Spies ordered to trace leak, says 'Le Monde'


THE FRENCH daily Le Monde has accused the Élysée Palace of ordering the intelligence service to carry out an inquiry into the paper’s coverage of a party funding scandal.

In a front-page report under its editor’s name yesterday, Le Monde said it was initiating legal action over an alleged attempt to trace the source of a story on the so-called Bettencourt-Woerth affair.

The private inheritance dispute involving France’s richest woman, L’Oréal heiress Liliane Bettencourt, has led to a series of damaging allegations of illegal party financing that has hounded the government and badly weakened the labour minister, Éric Woerth, over the past three months.

Citing police and intelligence sources, Le Monde claimed the DCRI domestic intelligence service carried out an investigation to find out who was the source behind a story that appeared in Le Monde in July. It said the Élysée had been “particularly irritated” by the report, which included confidential details that emerged during the police interrogation of Ms Bettencourt’s financial adviser, Patrice de Maistre.

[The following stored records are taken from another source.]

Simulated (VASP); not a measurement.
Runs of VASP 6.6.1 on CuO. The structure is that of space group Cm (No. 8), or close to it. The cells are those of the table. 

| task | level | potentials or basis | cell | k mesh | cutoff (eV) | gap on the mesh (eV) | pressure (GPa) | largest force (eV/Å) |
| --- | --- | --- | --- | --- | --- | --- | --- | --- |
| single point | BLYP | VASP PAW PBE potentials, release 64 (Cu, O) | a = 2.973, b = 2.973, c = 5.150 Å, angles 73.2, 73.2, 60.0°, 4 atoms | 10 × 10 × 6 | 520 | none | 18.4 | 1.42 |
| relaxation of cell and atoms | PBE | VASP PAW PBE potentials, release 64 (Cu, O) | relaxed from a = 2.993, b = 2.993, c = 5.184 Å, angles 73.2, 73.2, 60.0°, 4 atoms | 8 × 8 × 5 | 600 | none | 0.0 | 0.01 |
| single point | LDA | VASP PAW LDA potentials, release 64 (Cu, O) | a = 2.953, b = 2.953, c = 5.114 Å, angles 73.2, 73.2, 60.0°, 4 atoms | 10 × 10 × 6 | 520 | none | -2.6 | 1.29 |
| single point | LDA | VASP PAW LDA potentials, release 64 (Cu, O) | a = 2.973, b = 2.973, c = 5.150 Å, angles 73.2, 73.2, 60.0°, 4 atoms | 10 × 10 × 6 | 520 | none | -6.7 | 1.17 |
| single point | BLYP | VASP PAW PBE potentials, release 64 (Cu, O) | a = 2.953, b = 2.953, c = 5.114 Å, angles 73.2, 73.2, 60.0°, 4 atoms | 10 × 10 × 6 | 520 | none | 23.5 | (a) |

“The DCRI, French counter-intelligence in other words, was called in” to try to identify the journalist’s source, Le Monde’s editor, Sylvie Kauffmann, wrote under the headline: “The Élysée broke the law on protecting press sources.” The paper intended to sue for a breach of the law on confidentiality of sources, it stated in a front-page editorial.

The Élysée responded yesterday with a brief statement saying it “totally denies” Le Monde’s accusations and that the presidency never gave any instructions to any intelligence service on this issue.

The paper alleges that intelligence officers obtained telephone records and confirmed that a senior government official had spoken to the paper’s journalist Gérard Davet. It said the official has since been removed from his post and sent to work on a project in Cayenne, the capital of French Guiana.

Mr Woerth, whose wife worked for the company that gave financial advice to Ms Bettencourt, has been accused of a conflict of interest, a charge he strongly denies. The original Le Monde article concerned the circumstances in which his wife was hired.

The paper claims the intelligence agency was asked to “bring an end” to the leaks behind the story, but asserts that the ensuing investigation breached a law – strengthened by Mr Sarkozy’s government in January – which protects the confidentiality of journalistic sources.

The ruling UMP party declined to comment on Le Monde’s claims yesterday, but the opposition was quick to round on the government.

Socialist party spokesman Benoît Hamon called for “light to be shed” on the issue of whether phone tapping was involved or not, while his party colleague Aurélie Filipetti said it was an “unacceptable attack” on “one of the fundamental principles of a democracy: the protection of journalists’ sources”.

Earlier this year, the head of French domestic intelligence said his organisation had looked into the source of rumours about the president’s marriage amid claims from within Mr Sarkozy’s camp that the stories might have been deliberately spread to damage the head of state.